Where do these bozos come from? Can there really be that many natural-born
nimrods in the flying population? No, it's not possible. There has to be
some training involved—some online university or correspondence school
that offers courses in “Witless Passenger Behavior.”
Though I was unable to get my hands on an official course syllabus, here
is a list of what must be among the top 10 student-performance measures
for Witless Passenger Behavior 101. I am sure you will recognize graduates
of this course. In fact, one may be seated next to you at this very
moment.

1. Make your presence known.
Refrain from bathing for a couple of days before traveling.
2. Arrive at the airport early.
This will allow plenty of time to get tanked up on booze before boarding.
3. Relieve baggage-handling pressures.
Carry on all your luggage, no matter how much crap you are dragging
along with you. In fact, the more you can schlep down the aisle and cram
into an overhead compartment, the higher your grade.
4. Board immediately.
No matter the location of your assigned seat, try to be first to board so
that others have to struggle around you.
5. Get comfortable.
Immediately following takeoff, drop your seat to its maximum reclined
position. Complete this operation in a rapid, jerky movement so as to mash
the knees of the passenger behind you and spill his drink.
6. Prepare your station.
Release your tray table from its locked position and allow it to free-fall
until it bounces to a standstill. Repeat this maneuver several times
during the flight. If you have children, do not permit them to do this.
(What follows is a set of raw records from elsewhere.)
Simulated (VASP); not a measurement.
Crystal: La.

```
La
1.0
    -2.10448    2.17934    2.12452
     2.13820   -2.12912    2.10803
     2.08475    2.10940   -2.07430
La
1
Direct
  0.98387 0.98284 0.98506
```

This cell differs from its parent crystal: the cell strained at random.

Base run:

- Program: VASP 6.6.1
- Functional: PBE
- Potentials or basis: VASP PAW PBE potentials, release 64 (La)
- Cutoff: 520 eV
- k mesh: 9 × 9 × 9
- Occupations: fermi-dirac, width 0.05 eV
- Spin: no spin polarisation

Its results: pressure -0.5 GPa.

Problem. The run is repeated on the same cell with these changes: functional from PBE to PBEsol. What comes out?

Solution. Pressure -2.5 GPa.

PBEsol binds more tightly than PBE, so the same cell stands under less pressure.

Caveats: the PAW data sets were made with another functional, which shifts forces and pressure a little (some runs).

Instead, instruct them to use the tray as a drum set.
7. Move around a lot.
But wait until the flight attendants have rolled service carts into the
aisle before leaving your seat.
8. Keep other passengers alert.
When returning to your seat, grab hold of the seat back in front of you as
you plunk yourself down. Maintain your grip until the seat back is cocked,
then release it quickly so as to launch the passenger in front of you into
his tray table.
9. Share the joy.
When traveling with young children, bring nothing to occupy their
attention during the flight. Instead, allow the little gomers to roam
freely through and over the other passengers. Screaming is encouraged. Oh,
and if the little darlings need their diapers changed, don’t worry about
it. Just use an adjoining seat.
10. Deplane immediately.
Make sure that you are the first person out of his seat as your flight
reaches its destination. (Extra credit is awarded for standing before the
plane reaches its gate so that the pilot must wait for you to be
reseated.) Then make sure to unload all your junk into the aisles so that
others are trapped behind you while you organize your departure.
I've met my share of Witless Passenger Behavior graduates, and they are a
remarkably modest lot. When asked, “Are you Witless or what?” they just
look politely puzzled.
Why, you’d think they’d never been to school at all.